WALTHAM, Mass. -- Knowing the oncoming lockout would leave him with no interaction with Celtics brass for an indefinite amount of time, Celtics second-year guard Avery Bradley traveled to Orlando in June with the goal of earning his head coach's trust.

"It was cool, I was just trying to build a relationship with him," the just-turned 21-year-old Bradley said Friday of time he spent with coach Doc Rivers. "It was a good experience. I got to work out with both of his sons and play pick-up with a few NBA players down there. It was a good experience. But like I said, for the most part, I was just trying to go down there and start a relationship with Doc, which I felt like I did."

Back in town Friday after catching a red-eye flight from Seattle with the goal of showing the team his dedication to get started, a more chiseled Bradley got in an hourlong workout at the Celtics' practice facility with fellow point guard Rajon Rondo and was the first Celtics player to hold court with the media, expressing a salivating desire to get back on the court and prove what he's capable of.

But the most prevalent theme was his desire to win his coach's trust before the new season.

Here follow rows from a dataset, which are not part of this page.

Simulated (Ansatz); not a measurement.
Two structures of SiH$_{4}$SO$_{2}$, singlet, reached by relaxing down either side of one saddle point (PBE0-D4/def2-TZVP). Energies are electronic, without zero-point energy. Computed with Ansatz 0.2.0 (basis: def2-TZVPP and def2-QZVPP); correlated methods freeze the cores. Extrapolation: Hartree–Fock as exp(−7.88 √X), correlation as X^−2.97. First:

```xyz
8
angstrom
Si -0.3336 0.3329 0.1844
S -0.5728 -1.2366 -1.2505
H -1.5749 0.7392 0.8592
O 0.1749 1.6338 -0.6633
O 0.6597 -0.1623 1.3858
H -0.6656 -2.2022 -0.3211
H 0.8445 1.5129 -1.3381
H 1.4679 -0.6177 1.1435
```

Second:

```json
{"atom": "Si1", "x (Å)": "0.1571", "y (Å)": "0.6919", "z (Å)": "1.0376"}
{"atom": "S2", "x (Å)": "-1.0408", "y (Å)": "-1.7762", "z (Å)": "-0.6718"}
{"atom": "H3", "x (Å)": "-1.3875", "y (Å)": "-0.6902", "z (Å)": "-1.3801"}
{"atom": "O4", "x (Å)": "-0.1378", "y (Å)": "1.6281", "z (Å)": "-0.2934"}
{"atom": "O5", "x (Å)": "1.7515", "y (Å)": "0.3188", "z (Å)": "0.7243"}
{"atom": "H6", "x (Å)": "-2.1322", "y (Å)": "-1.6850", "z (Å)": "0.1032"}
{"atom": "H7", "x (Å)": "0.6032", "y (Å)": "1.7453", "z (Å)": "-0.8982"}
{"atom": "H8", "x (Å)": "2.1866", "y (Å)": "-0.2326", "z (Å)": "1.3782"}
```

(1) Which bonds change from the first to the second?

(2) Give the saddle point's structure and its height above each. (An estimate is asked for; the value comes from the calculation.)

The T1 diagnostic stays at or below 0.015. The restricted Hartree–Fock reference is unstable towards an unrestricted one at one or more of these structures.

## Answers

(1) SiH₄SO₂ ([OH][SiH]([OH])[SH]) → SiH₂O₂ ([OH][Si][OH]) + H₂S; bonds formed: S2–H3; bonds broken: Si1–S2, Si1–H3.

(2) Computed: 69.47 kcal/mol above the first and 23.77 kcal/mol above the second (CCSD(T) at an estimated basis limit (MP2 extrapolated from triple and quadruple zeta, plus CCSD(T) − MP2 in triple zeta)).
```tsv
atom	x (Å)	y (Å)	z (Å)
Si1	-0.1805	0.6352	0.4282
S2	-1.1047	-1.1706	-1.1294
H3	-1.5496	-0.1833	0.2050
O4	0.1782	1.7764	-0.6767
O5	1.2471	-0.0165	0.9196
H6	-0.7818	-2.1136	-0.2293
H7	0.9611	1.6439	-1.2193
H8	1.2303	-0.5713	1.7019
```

"I feel like if someone has trust in you off the court, they’ll be able to trust you on the court," said Bradley. "That was the main thing for me, to just build that relationship with Doc, let him know how much I want to play. I feel like he’s seen that, now I just have to prove it on the court. When I come in here, from Day 1, I have to go hard and show him that I improved over the summer and, not only that, but I’m looking to improve throughout the year."

Bradley bounced between his native Seattle, Las Vegas, and his old college stomping grounds at the University of Texas this summer, working on his body and his game. When the lockout appeared it would linger, he hopped overseas (with an escape clause in tow) and appeared in three games for a team in Israel.

He said the experience was difficult, but it aided his development and put him in good position as players prepare to get thrust back into the NBA fire when training camps open next Friday. Slow out of the gates due to an anle injury and limited to 30 games and a mere 162 minutes of NBA floor time during his rookie campaign, Bradley simply needed a structured game environment after missing yet another chance at summer league and a full-size training camp.

"It was tough [in Israel]," said Bradley. "It was a different style of play. It definitely helped me out a lot because, in college I played fast, here I played fast, [but] there the games were a little slower. So it helped me slow it down a little bit."

Bradley isn't certain of his role, but Rivers said in June he'd have every opportunity to carve one out for himself. It's likely he'll serve as a key backup behind Rondo. Regardless, he can't wait to get started.

"[Coaches] can’t talk to me yet, so I don’t really know anything," said Bradley. "But I wanted to let them know I was here. Unfortunately, I wasn’t here yesterday, but I wanted to let them know I’m ready to start the season."

And the key then?

"All I have to do is listen to Doc, pay attention to Rondo and just come in here wanting to work hard and learn things," said Bradley. "I feel like I’ll be OK if I just continue to work hard and have the same mindset I've been having. If I keep doing that I feel like I’m only going to get better."